Forbearance requests have begun to slow, according to data from Black Knight, but there is a risk of May-related forbearance activity changing that trajectory.
As Black Knight Data & Analytics President Ben Graboske explained, the rate at which American homeowners have been seeking mortgage forbearances began to slow from the middle of April forward, and Black Knight will monitor this trend to see if it continues.
“After surging at the beginning of April and then rising again near the April 15—when most mortgages become past due and late fees are charged—the number of new forbearance requests has declined in recent weeks,” said Graboske. “While total forbearance volumes continue to mount, daily inflow has begun to taper off. Between 53,000 and 102,000 new plans have been put into place over each of the last nine days, and even the largest single-day volume was less than a quarter of what we saw at the start of April—and may see again next week. What remains an open question at this point is to what degree forbearance requests will look like at the beginning of May—when the next round of mortgage payments become due, and with nearly 30 million Americans newly unemployed in the last month."
“As it is, in an optimistic scenario in which daily forbearance volumes continue to decline by 10% per day, the number of forbearances could peak at approximately 4.5 million in the coming months," Grabsoke adds. "Should current forbearance volumes hold steady through mid-June, more than 8 million homeowners could enter into forbearance plans, representing 16% or more of all mortgages. If that adverse scenario holds true, servicers would be required to advance $4 billion in monthly principal and interest (P&I) payments on GSE mortgages alone. Even under the FHFA’s recent four-month limit on P&I advances, servicers would still be bound to make $16 billion in advance payments over that time span.”
According to Black Knight CEO Anthony Jabbour, the recent Federal Housing Finance Agency (FHFA) announcement of a four-month limit on advance obligations for servicers of mortgages backed by Fannie Mae and Freddie Mac provides the industry with some much-needed clarity.

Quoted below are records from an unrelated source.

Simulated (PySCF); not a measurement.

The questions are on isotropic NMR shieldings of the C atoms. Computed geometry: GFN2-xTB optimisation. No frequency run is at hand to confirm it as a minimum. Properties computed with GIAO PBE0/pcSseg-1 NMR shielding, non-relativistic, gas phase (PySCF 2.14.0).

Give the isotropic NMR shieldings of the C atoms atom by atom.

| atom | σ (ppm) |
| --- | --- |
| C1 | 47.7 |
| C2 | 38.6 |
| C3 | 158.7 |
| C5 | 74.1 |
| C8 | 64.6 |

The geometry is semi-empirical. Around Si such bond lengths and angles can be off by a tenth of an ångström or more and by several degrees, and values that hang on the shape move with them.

“Having a four-month end date on the period in which servicers need to advance principal and interest payments on behalf of homeowners in forbearance is extremely helpful to our servicing clients,” said Jabbour. “Still, even knowing that time limit, with today’s number of forbearance plans, servicers are still looking at more than $7 billion dollars in advances over those four months. And the forbearance numbers are climbing steadily, day by day. Clearly, this remains a challenging situation all around.”